Wednesday, November 10, 2010

Notes on Ezekiel, 2: Outline, Organization, Main Themes


I. Proclaiming judgment against Judah, chs 1-24

II. Proclaiming judgment against the nations, chs 25-32

III. Proclaiming restoration for Israel, chs 33-48


The book is organized chronologically, beginning in the fifth year of the captivity of Jehoiachin (593 BC). The last dated prophecy (571 BC), and the only one out of chronological order, is found in ch 29:17ff. This seems to have been connected thematically to the context, accounting for the date out of order. The vision of the new temple, chs 40-48, concludes the book, being dated to 573 BC. The material from the first 24 chapters all date from the period 593-588 BC. The oracles of judgment on the nations date from 587-571 BC. The prophecies of restoration date from 585-573 BC.

Thematically, the book is organized around Ezekiel’s three visions of the glory of the Lord. The first of these visions is the account of his call to the prophetic office in chs 1-3, in which the glory of the Lord appears to him among the exiles in Mesopotamia. The second vision, chs 8-11, recounts the gross idolatry of Israel, and the moving of the glory of the Lord out of the temple and out of the city of Jerusalem, leaving it unprotected and open to the coming attack by the Babylonians under Nebuchadnezzar. The final vision, concluding the promises of restoration, shows the glory of the Lord settling in the new temple, in a restored land, in a renewed city

Main Themes:

Chapter 36:16-32 is a key passage for the book as a whole. In this passage the primary themes of the book appear all together. The first theme is the holiness and transcendence of God, demonstrated by the overwhelming appearance of the glory of the Lord, and the repeated emphasis on God’s concern for his holiness.

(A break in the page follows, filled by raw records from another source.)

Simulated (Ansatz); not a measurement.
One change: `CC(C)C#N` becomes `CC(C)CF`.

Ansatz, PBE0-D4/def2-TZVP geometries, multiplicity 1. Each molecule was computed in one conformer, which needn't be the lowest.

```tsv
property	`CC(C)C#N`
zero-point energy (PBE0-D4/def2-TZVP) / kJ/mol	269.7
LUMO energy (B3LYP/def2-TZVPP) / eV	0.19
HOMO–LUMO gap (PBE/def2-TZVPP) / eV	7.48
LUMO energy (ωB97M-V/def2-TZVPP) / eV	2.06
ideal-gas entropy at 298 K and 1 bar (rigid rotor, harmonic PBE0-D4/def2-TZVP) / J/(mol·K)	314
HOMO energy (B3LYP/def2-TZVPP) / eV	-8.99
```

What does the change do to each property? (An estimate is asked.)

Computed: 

The second theme is the sinfulness of the people, and the consequent inevitability of judgment. Obviously, this is presented in terse, summary form in chapter 36, but it takes up the whole of the first half of the book.

The third primary theme is that of God’s gracious restoration. While summarized in 36:22ff, it takes up almost the entirety of the last third of the book.

Additional Bibliographical Note:

When posting the other day, I forgot to mention the exposition of Ezekiel by Patrick Fairbairn, which is still useful. In addition, the section on Ezekiel in O. P. Robertson’s The Christ of the Prophets is probably the best short theological summary in print.